Poor performance in zero-shot learning when using the model 'typeform/distilbert-base-uncased-mnli'


I have tried to use the model ‘typeform/distilbert-base-uncased-mnli’ in zero-shot classification (multi-class, not multi-label). However, I am getting very poor results especially when compared to using the model ‘facebook/bart-large-mnli’. I have used both the zero-shot classification pipeline and without it, and the results are still just as bad.

The test dataset I am trying to classify into categories has 46 entries and 13 categories, and the accuracy I am getting with the DistilBERT MNLI model is around 15%, whereas this goes up to 57% with the Bart large MNLI model.

Has anyone else also found such a massive difference in performance when using a distilled model for this task? I assumed it would be comparable since DistilBERT and BERT have comparable performances for many NLP tasks, but the results are too different.

Also, does anyone have any benchmark results for these two models, either in NLI tasks or zero-shot classification tasks?

Thank you!

1 Like


I am the one who fine-tuned this model. The original DistilBERT paper reports 82.2 on accuracy in the MNLI task while BERT-base has 86.7 accuracy. Other following papers show slightly different numbers but in the same ballpark. For example, the MobileBERT paper reports 81.5 and 84.6 on accuracy on DistilBERT and BERT-base respectively.

In my fine-tuning, I got 82 accuracy for both MNLI and MNLI-mm. I use the run_glue.py (huggingface/transformers/blob/master/examples/pytorch/text-classification/run_glue.py) script to fine-tune the model with these hyperparameters:

  • max_seq_length: 128
  • per_device_train_batch_size: 16
  • learning_rate: 2e-5
  • num_train_epochs: 5

When running this model on our own very small zero-shot classification test data, we didn’t see a big drop in accuracy, but we did observe that the model is less “certain” on the correct answer, i.e., it returns a lower probability on the correct label.

You can also try our fine-tuned MobileBERT. It has a marginally better result in our testing.


Hi @hhschu,

Thank you for the information provided with regards to this model, it is incredibly useful. I also noticed that the scores given with this model were lower than for other models, which is odd.

I will try to use the fine-tuned MobileBERT then and see whether the results improve. What accuracy did you obtain from fine-tuning MobileBERT on MNLI and MNLI-mm, if that is alright to ask?

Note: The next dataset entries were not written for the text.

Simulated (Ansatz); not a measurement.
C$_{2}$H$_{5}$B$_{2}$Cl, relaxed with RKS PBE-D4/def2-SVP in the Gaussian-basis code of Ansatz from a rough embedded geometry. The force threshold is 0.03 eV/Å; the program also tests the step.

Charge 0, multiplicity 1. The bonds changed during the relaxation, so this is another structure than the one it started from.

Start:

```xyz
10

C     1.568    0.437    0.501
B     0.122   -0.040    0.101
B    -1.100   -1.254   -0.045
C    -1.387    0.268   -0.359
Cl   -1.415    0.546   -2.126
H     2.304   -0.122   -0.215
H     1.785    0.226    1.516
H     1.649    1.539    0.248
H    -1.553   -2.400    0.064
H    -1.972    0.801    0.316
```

@valkyrie We got 84 accuracy on MobileBERT. Qualitatively, it’s still much worse than RoBERTa (91 accuracy on MNLI in our experiment) on our zero-shot test data, in terms of certainty of the correct label. But it’s better than DistilBERT.

1 Like

@hhschu thank you again. Just to confirm, on your zero-shot classification experiments you used it to obtain one class per entry (i.e. setting multi-label=False) instead of a multi-label scenario, is that right? Since this is how I am using it at the moment.

@valkyrie our one-shot data is single-label, indeed. In this case, turning multi-label on/off doesn’t make much difference in accuracy in my opinion. Multi-label off is just a softmax layer on top of multi-label on’s probabilities after all. The top label is the same.

@hhschu thank you for all your help with this, I really appreciate your input and the information you’ve given me.